After 20 years of trying unsuccessfully to get her screenplays made, Julie Delpy finally got her chance to direct “2 Days in Paris” by tricking her financiers into thinking it was a romantic comedy about a French woman and an American man in Paris.
It’s actually the romance from hell — which makes it so much more interesting.
“2 Days in Paris” may seem familiar, with its manic, walking-and-talking rhythms reminiscent of Woody Allen and Diane Keaton in the 1970s. But you never know where it’s going, which is one of the film’s greatest pleasures.
The other is the longtime actress’ way with dialogue — it’s raw and real, bitingly funny and blissfully unsentimental. She was, after all, nominated for an Oscar alongside Ethan Hawke and Richard Linklater for writing “Before Sunset.” Here, she explores the complexities of male-female relationships again with a couple that’s at their make-or-break point after two years.
Delpy is radiantly lovely as Marion, a ditzy Parisian photographer who brings her longtime boyfriend, Jack (Adam Goldberg), a neurotic interior designer, home to see her parents for a couple of days on the way back to New York from a European vacation. (Delpy’s parents, actors Marie Pillet and Albert Delpy, play her mom and dad.)
Everything slowly, painfully goes wrong, from the way her cramped apartment smells to the language barrier that isolates Jack to the old boyfriends of Marion’s they run into, who serve as a simmering source of jealousy and insecurity.
Through small details in the things they say and the way they react to one another, you learn so much about these people in an incredibly short amount of time. Jack and Marion may feel like types you think you know — he’s freaked out about germs and his sexual performance, she’s blithely easygoing in nearly every situation — but they’re surprisingly well fleshed-out. Delpy wrote the role of Jack for Goldberg, an off-screen ex-boyfriend, and the two bounce off each other effortlessly.

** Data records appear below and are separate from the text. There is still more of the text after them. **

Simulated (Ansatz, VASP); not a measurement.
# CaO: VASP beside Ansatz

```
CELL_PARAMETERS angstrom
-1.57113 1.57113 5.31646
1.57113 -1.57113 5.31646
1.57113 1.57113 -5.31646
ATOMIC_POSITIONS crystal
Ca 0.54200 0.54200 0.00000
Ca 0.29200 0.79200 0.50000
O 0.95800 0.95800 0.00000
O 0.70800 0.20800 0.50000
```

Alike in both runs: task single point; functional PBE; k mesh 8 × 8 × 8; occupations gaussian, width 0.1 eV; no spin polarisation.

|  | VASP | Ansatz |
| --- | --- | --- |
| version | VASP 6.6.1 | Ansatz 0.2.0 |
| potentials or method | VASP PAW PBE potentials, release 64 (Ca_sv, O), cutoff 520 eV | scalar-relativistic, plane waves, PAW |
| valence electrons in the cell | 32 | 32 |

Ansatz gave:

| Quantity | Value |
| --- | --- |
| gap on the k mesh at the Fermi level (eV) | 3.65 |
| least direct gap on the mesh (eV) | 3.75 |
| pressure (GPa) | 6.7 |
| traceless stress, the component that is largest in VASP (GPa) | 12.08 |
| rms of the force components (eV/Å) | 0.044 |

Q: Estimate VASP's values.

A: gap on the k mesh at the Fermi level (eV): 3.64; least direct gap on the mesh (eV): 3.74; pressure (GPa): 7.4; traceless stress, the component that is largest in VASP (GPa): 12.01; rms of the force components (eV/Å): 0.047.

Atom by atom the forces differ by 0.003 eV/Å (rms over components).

After arriving by train (and purposely giving the wrong directions to a group of overfed American tourists), Jack follows Marion home to meet her wacky folks, Anna and Jeannot, who barely speak English and serve up a rabbit lunch that leaves Jack appalled. Then it’s off to a shocking exhibit at dad’s art gallery, followed by a party that makes Jack wonder just how many men in the room Marion has slept with.
Except for her blowup at a racist taxi driver, all these scenes play out with a deadpan absurdity. Clearly, Allen’s sense of humor is a source of inspiration here but Delpy also seems to draw just as much from Larry David and the straightforward, often cringe-inducing misery of “Curb Your Enthusiasm.”
The film can feel a bit scattered; it was shot in four weeks, often in guerrilla style, on the streets of Paris. But it is a grittier side of the city than you ordinarily see on screen, which is refreshing. Unlike “Paris Je T’aime,” it won’t inspire you to call your travel agent to book a trip anytime soon.